-
Notifications
You must be signed in to change notification settings - Fork 25k
Description
Apart from the deadlock issue mentioned in #26362, there could be two other reasons that causes join()
to occasionally throw timeout errors.
- There is a period of time that the sender has finished sending and the receiver has finished receiving, but the received message is still in the listenLoop() and hasn't been enqueued into the ThreadPool yet. It means that the following
sync
/join
code could exit before all communications finish.
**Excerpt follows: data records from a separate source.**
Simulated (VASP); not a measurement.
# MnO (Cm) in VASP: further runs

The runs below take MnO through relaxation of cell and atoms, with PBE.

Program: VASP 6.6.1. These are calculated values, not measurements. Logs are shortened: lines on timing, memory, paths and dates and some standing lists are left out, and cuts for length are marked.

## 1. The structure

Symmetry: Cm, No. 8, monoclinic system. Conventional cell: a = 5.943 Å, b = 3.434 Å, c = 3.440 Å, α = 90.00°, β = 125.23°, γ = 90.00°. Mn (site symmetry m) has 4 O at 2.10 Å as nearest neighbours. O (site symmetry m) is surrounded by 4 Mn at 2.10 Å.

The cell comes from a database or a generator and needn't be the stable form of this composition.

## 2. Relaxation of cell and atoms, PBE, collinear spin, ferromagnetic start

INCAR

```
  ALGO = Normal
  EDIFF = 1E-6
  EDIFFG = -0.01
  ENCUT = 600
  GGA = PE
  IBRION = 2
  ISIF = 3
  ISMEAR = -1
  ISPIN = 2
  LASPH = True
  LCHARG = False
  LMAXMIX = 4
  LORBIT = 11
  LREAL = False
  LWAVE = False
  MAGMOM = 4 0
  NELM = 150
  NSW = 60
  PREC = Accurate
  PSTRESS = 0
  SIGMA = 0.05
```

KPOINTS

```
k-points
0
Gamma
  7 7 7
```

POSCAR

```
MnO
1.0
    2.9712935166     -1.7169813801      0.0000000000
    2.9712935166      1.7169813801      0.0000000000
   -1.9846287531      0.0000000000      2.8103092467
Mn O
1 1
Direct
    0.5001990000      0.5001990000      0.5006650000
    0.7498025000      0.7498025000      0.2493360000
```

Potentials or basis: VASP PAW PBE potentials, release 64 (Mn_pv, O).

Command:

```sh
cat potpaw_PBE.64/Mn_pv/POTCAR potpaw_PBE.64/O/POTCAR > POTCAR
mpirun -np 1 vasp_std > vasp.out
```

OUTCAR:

pytorch/torch/csrc/distributed/rpc/process_group_agent.cpp
Lines 162 to 173 in 7e95439
void ProcessGroupAgent::sync() { | |
// Block until all processes wants to sync. This is necessary before acquiring | |
// the lock below, because other processes might not enter sync() until it | |
// gets some response from this RpcAgent. | |
pg_->barrier()->wait(); | |
// Wait until the all send works are done. | |
// NB: There might be additional send works inserted while waiting. | |
threadPool_.waitWorkComplete(); | |
// Use another barrier in case different RpcAgent handles different amounts of | |
// workloads. | |
pg_->barrier()->wait(); | |
} |
As a result, the SHUTDOWN
message could be sent before regular messages, leading to the timeout.
- Fix termination crash when having unresolved future #24074 and Add Python RRef as args and return value #25499 attempts to address the above problem by waiting for all futures to settle on each individual worker. However, this might not be sufficient. When we have many layers of nested rpc_async/remote calls, received messages could trigger more sends. It means even if one worker didn't see any send task in the thread pool and no unsettled futures at that time, it doesn't mean the messages it received later won't create new sends.
These might be one reason for the flakiness @rohan-varma saw earlier today in #26570.
Proposed Solution
How about using ProcessGroup::allreduce(MAX)
to globally check if there is any unfinished future on any worker, and use a while loop to ensure that SHUTDOWN
message is only sent after that? Something like:
while(true) {
auto t = torch::tensor({futures_.size()});
pg_->allreduce(t, ReduceOp::MAX)->wait();
if (t.storage().data<int64_t>()[0] == 0) {
break;
}
std::unique_lock<std::mutex> lock(futureMutex_);
futureCV_.wait(lock, [this] {
return futures_.empty();
});
lock.unlock();
}
However, future p2p RpcAgent
implementations does not have the luxury to use collective communication APIs. We might eventually need to build a more complex termination detection algorithm on top of RpcAgent
.
@xush6528 @satgera @aazzolini @rohan-varma @pietern Does this make sense?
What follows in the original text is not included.